Year: 1669
Author: Blaise Pascal
Length: 771 minutes / 12.85 hours

While I do enjoy and appreciate the ease of which I can listen to an audiobook and absorb the content of a variety of books, there are always a few books that don’t translate well into the format. Sure, I might have my qualms about the narrator’s pronunciation, volume control, or other technical issues. However, this is the first book where the rating I’m giving applies explicitly to the audiobook version, and not necessarily to the book’s contents. The difference here is that the audiobook version of Pascal’s Pensées doesn’t allow the reader enough time to adequately absorb the content.

If I were to classify this book, I’d probably say it’s closer to a listing of complaints/observations that would work better on a multi-year “item-a-day” calendar than in an audiobook format. The majority of Pensées is a series of proverbs by Blaise Pascal, a name that most scientists will recognize. The fact that he so thoroughly analyzed the theology of the Bible and came to the conclusions that he did perhaps speaks volumes about scientific atheists today who have not done nearly as much research on their spiritual beliefs. There are plenty of gems of wisdom in this book; it’s just that the audiobook format doesn’t easily allow the reader to dwell on them for more than a moment.

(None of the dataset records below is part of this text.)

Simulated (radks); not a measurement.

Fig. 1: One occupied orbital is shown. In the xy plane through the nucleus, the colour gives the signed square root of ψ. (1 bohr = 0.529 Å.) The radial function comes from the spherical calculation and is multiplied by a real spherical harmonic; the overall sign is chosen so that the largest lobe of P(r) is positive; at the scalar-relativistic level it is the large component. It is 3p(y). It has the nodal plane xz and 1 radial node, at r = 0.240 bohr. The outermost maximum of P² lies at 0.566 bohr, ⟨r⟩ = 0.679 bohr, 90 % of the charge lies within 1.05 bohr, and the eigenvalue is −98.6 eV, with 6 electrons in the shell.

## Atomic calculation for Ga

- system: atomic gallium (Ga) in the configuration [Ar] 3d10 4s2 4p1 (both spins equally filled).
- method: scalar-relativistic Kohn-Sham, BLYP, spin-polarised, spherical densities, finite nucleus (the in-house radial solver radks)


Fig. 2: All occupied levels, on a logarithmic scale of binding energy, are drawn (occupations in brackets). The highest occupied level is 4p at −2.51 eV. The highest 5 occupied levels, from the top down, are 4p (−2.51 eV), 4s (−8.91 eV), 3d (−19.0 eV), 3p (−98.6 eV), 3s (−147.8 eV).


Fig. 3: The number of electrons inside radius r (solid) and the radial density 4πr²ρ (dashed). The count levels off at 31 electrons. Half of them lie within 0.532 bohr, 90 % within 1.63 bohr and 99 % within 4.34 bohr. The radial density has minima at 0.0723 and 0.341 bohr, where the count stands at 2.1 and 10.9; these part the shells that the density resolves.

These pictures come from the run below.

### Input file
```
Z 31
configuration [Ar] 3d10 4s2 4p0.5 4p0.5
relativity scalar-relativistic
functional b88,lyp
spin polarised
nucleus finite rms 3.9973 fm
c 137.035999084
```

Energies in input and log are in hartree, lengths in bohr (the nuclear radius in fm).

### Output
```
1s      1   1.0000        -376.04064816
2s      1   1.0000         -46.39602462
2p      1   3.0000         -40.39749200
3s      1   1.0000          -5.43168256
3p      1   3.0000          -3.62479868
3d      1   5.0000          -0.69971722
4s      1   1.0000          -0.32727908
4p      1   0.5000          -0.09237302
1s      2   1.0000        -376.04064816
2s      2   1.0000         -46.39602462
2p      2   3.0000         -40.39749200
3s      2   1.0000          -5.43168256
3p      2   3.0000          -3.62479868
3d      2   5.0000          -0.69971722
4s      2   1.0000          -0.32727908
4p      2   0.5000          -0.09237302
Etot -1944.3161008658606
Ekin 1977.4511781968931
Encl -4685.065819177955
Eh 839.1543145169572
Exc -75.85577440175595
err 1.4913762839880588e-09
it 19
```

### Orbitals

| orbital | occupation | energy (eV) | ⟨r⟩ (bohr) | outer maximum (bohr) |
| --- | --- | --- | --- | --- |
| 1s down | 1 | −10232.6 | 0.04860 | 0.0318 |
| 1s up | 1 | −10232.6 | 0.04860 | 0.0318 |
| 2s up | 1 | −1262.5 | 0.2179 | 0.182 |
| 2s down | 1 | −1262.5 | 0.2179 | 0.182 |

Perhaps when I have a little more time to fully appreciate Pascal’s Pensées, I’ll sit down and read it. Fortunately, since it’s in the public domain, this book is free to read on Project Gutenberg. Until then, though, I can’t recommend people read the audiobook version of this text. If I manage to physically read this book in the future, I’ll likely give it an adequate rating, but as it is right now, I only have the audiobook version to go off of.

A book of proverbs you should read instead of listen to, I give Pensées 2.5 stars out of 5.